Masjidul-Quds (known as Gatesville Mosque) has invited American-based Muslim preacher Nouman Ali Khan as a guest scholar for the holy month of Ramadan. This decision has been questioned by a group of concerned people.
Khan, the founder of Bayyinah Institute, an American school of Islam, was accused of sexual misconduct in 2017. By SHAAZIA EBRAHIM and FATIMA MOOSA.
Accusations leveled against Khan
Khan is alleged to have used his position as a religious scholar to lure women into secret sham marriages, send them inappropriate sexual messages and subsequently bully them into silence.
He was accused of having inappropriate relationships with multiple women. Accompanying the accusations at the time were screenshots on a website from the alleged victims. The screenshots included shirtless selfies of Khan that were alleged to have been sent to the women.
Khan denied the accusations, calling them lies and distortions.

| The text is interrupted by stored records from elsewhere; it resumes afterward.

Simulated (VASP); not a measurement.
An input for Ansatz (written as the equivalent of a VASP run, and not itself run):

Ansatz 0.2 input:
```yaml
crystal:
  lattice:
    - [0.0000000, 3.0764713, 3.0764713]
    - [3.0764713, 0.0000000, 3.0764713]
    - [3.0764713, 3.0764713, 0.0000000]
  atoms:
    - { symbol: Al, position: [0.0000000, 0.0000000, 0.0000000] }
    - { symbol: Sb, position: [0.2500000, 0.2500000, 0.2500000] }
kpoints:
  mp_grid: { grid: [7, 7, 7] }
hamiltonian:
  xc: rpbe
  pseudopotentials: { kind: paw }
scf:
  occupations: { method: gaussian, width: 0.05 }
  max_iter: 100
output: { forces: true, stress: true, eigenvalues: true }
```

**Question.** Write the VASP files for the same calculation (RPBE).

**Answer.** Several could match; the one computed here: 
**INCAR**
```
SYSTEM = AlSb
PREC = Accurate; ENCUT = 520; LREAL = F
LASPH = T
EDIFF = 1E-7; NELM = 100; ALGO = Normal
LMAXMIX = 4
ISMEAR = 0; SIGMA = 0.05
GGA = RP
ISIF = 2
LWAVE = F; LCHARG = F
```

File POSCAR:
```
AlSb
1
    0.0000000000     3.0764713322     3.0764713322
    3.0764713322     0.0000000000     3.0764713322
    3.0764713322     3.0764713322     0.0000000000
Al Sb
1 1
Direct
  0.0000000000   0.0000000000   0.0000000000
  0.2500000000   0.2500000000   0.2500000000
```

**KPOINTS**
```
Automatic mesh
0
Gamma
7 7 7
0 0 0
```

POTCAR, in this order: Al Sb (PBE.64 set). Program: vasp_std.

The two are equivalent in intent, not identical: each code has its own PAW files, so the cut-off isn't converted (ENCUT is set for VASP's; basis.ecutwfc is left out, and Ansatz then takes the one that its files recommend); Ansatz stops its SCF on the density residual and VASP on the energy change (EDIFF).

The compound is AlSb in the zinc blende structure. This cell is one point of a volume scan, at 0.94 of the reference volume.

A committee was then launched to conduct an investigation intoKhan. The committee comprised of Islamic scholars, including those who have held leadership positions in the Islamic Society of North America, counselors and mental health professionals. Among the panel were Aisha Al-Adawiya, Salma Abugideiri, Sheikha Tamara Gray, Dr. Altaf Husain, Imam Mohamed Magid and Dr. Ingrid Mattson. Khan and the women involved participated in the investigation.
The investigating authority concluded that Khan had behaved in a way that was “unbecoming of a believer, let alone one who teaches the holy Quran”. They further set out remedial action that required him to stop giving public lectures, go on hiatus from public life, and attend counseling. But Khan reneged on the agreement. He did not follow through on any of the recommendations, and threatened to sue the members of the committee.
Now Khan will spend Ramadan in Cape Town as part of the Bayyinah Institute’s 10-day Dream Worldwide Quran programme. From May 8 till the 17th, Khan will be part of the programme which deals with the teaching of Arabic and the Quran. This is not the first time the mosque will be hosting Khan. He spoke at the Gatesville Mosque in 2016.
Open letter to the Gatesville Mosque
Farhana Kara Motala, human rights activist and policy advocate on Capitol Hill, started a collective letter to the members of the Gatesville Mosque committee.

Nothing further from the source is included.